System automates archivists' decisions
- By William Matthews
- Mar 12, 2000
Archivists and public-service lawyers have spent years in federal courts
trying to determine which documents are "records" and how they should be
preserved. Now there is a software system designed to decide that instantly.
The new system is able to analyze electronic documents as they are being
written and determine whether they are records. If so, the system decides
where the records should be routed for long-term storage. "You no longer
need to rely on your end users to file and properly classify valuable documents,"
said David Warner, a sales manager for Provenance Systems Inc., which makes
the records management system.
But government records management experts are skeptical. Generally it
still takes intervention by human beings to determine which documents are
worth saving as records, said Michael Miller, director of modern records
programs at the National Archives and Records Administration.

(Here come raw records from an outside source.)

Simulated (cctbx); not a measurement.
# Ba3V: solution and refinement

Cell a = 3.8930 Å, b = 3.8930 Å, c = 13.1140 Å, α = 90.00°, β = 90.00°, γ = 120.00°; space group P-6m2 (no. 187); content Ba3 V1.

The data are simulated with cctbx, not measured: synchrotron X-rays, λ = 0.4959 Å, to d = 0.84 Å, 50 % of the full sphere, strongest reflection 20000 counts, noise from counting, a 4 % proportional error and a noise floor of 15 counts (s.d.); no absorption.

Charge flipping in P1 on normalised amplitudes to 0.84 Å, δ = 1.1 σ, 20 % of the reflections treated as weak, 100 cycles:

Increasingly, however, software developers are trying to create programs
that can make decisions that previously required human intelligence. Smart
search engines, for example, are being designed to use past searches to
help direct future searches. And office software soon is expected to be
able to compile profiles of its users' work habits, anticipating information
they might need for work.
The new recordkeeping system, called AutoRecords, is a step in that direction.
It works by analyzing the digital patterns in a document. Based on the patterns
it finds, it determines what category of record the document is and where
it should be filed, Warner said. Provenance partnered with Autonomy Inc.,
which developed the analyzing software called a "dynamic reasoning engine"
used in AutoRecords.
Initially, the reasoning engine is "trained" to sort records by analyzing
sample documents in known categories. Then it compares patterns in the unknown
documents with patterns in known documents, and the system is able to classify
the documents, Warner said. "The more it reads, the smarter it becomes,"
The reasoning engine was developed for use by intelligence agencies
that comb through massive amounts of digital data for useful information.
When AutoRecords makes mistakes, it will do so consistently, Warner
said. If files in a certain category are misfiled, they all will be misfiled
in the same place, making them easy to find. Humans are more likely to misfile
records "all over the place," he said.
The software is designed to help large organizations cope with the virtual
landslide of documents generated by e-mail, contracts, correspondence, invoices,
employee files and other records.
The ability to automatically classify and store records may respond
to a genuine need, said Steven Aftergood, director of the Federation of
American Scientists' Project on Government Secrecy. Because the number of
records is growing dramatically, "records management is becoming increasingly
sophisticated and burdensome, and as a result, it often simply gets deferred
or ignored," Aftergood said.
But systems like AutoRecords are unlikely to help solve some of the
knottier records problems with which government agencies are wrestling,
including whether original electronic records or paper copies must be saved,
and how electronic records can be stored with assurance that they can be
retrieved decades in the future.
Automatic document sorting systems may be unable to differentiate between
similar documents — drafts of a document, for example — that do not need
to be saved and final versions that do, Aftergood said. "You can't judge
everything about a record by the contents."
And while employees may like being free from the burden of classifying
and filing records, there is a potential downside.
There is an element of "Big Brother" to the system, Warner said. The
system is capable of analyzing and categorizing documents such as e-mail
messages and information downloaded from World Wide Web sites. Thus it could
be used to track how employees are using their computers.